Jordan Casteel

In 2014, Jordan Casteel graduated from Yale with an MFA and had her first solo exhibition, Visible Man, at Sargent’s Daughters in New York (August 13–September 14, 2014). The show consisted of larger-than-life portraits of young, fit Black men, all unclothed, in a domestic interior, surrounded by banal objects (tea kettle, photographs, disco ball, blankets, books), looking intently at the viewer. Using green, turquoise, or earth red to paint some of her subjects, Casteel’s paintings infused the documentarian nature of her work (based on her photographs) with an imaginative challenge regarding the visibility and invisibility of Black men in the United States. In that well-received exhibition, Casteel established herself as a realist documentarian of Black lives, who used a camera initially to define her subject matter. However, in contrast to artists who rely on a camera, she is too in love with paint and what it could do to be called a photorealist. That, and her willingness to break free from the photograph’s naturalistic color palette and use blue as a skin color, underscored her refusal to play it safe. Nor did she stay with that subject, as she quickly expanded her project to paint the inhabitants of a particular neighborhood (Harlem), which shares something with Martin Wong’s paintings of New York’s and San Francisco’s Chinatown storefronts and the inhabitants of Manhattan’s Lower East Side Latino community. 
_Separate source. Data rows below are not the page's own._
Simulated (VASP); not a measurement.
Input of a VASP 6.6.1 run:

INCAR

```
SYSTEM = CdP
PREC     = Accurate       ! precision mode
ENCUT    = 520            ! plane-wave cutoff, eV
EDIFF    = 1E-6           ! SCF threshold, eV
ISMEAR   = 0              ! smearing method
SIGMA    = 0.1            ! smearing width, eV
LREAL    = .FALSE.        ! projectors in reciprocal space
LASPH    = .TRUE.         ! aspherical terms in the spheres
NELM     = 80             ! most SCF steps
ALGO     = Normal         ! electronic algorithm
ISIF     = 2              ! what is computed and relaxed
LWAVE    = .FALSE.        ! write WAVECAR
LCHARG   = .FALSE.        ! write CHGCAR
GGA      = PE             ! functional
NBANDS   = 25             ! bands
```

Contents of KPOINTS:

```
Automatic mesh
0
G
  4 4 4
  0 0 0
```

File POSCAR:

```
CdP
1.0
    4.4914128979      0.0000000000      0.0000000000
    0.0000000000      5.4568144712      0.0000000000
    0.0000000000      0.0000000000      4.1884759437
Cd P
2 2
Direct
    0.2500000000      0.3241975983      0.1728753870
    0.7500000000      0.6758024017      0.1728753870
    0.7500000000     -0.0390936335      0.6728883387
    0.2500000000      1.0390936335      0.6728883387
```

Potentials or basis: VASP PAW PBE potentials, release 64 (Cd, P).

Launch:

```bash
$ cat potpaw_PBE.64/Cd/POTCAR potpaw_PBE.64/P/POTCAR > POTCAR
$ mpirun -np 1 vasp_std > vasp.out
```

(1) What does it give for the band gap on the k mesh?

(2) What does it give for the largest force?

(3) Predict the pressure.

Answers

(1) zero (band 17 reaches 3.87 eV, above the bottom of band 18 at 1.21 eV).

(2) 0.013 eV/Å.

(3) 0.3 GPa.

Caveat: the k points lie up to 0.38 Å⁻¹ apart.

A lot has happened to Casteel, and in her art, since that first, eye-opening exhibition. Her work has been the subject of two museum exhibitions, Jordan Casteel: Returning the Gaze at the Denver Art Museum (February 2–August 18, 2019), curated by Rebecca Hart, and Jordan Casteel: Within Reach at the New Museum (February 19, 2020–January 3, 2021), curated by Massimiliano Giono. Together, these comprehensive surveys showcased Casteel’s recurring subjects, based on photographs she takes of friends and family, cropped views of people looking at their cellphones, mothers or fathers with their children on public transportation, people selling their wares or sitting outside on the sidewalks of Harlem, pairs of women and men, store owners, and her students at Rutgers-Newark.